Prosecutors said in closing arguments that Moussaoui had lied in custody to keep the 9/11 terror plot a secret.

But Moussaoui's court-appointed defence lawyers said he was a fantasist and al-Qaeda "hanger-on" who had no part in the attacks on New York and Washington.

Moussaoui has pleaded guilty to six counts of conspiracy to attack the US.

Defence lawyers appointed by the court had tried to stop the Moroccan-born Frenchman from testifying on the grounds that he would incriminate himself.

"Moussaoui was not involved in the 9/11 plot, no matter what he says," lead defence lawyer Edward MacMahon told the court in his closing argument on Wednesday.

"He's now trying to write a role for himself in history when in reality he's an al-Qaeda hanger-on," Mr MacMahon said.

'Fifth plane'

Mr MacMahon said the US government had failed to prove beyond reasonable doubt that Mr Moussaoui had been involved in the 9/11 attacks.

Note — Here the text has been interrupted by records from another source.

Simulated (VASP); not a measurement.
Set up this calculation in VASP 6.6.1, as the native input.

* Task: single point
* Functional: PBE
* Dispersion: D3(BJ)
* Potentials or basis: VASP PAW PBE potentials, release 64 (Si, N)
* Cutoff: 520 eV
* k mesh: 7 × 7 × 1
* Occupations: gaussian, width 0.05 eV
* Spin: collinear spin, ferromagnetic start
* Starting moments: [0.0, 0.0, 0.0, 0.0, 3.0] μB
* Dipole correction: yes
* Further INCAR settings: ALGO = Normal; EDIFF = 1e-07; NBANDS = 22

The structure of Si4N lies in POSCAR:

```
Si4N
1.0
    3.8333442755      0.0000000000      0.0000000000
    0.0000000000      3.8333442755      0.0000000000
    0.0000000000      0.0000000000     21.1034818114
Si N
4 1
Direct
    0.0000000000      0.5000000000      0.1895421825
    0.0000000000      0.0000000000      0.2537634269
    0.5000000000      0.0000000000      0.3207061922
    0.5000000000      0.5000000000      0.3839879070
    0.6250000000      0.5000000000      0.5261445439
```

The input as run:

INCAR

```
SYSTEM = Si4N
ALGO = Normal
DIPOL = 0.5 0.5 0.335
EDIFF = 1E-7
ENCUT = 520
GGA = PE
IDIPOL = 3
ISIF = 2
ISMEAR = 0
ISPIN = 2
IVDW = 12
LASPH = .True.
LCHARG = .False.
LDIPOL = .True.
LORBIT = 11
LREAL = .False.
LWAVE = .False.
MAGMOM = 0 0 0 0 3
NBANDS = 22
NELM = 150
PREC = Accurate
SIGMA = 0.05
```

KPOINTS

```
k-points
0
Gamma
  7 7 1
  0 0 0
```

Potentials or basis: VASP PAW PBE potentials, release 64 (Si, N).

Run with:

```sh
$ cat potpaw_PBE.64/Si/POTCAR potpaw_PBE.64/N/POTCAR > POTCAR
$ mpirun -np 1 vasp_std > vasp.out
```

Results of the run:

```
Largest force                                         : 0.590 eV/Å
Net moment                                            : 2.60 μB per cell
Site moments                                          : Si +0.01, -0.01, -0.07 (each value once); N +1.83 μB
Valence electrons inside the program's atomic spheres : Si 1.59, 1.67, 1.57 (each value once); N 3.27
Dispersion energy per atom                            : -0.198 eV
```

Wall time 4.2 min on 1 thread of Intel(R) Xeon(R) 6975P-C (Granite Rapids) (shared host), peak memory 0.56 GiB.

However, prosecutors in the trial cited testimony given by Moussaoui on Monday to argue that he should be put to death for his role in the 11 September 2001 attacks.

"Zacarias Moussaoui came to this country to kill as many Americans as he could," prosecutor David Raskin said. "He was supposed to fly the fifth plane into the White House on September 11," he said.

The victims of the attacks, Mr Raskin said, "would be alive today if he had told the truth and that is why he is eligible for the death penalty".

Trial phases

Jurors must agree that Moussaoui's actions directly caused the deaths of 11 September 2001 if he is to be deemed eligible for the death penalty.

If this happens, the sentencing trial enters its second phase in which testimony will be heard from relatives of people who died in the terror attacks.

Jurors must then retire for a second time to consider whether to impose the death penalty on Moussaoui.

Should the jurors decide unanimously, after the trial's first phase, that the government has not successfully proven Moussaoui is eligible for the death penalty, he will spend the rest of his life in prison.

In the event of a hung jury, where no unanimous decision is reached after the first phase, Moussaoui could face a retrial or again, spend the rest of his life in jail.

Moussaoui is the only man to be charged in connection with the 2001 attacks.

He was arrested on 16 August 2001, three weeks before the eventual attacks, as he attempted to speed his way through a pilot's course.

Moussaoui has become well-known for his unpredictable outbursts in the witness box.

During frequent appearances before the US courts, he has sometimes contradicted earlier testimony and appeared mentally unstable.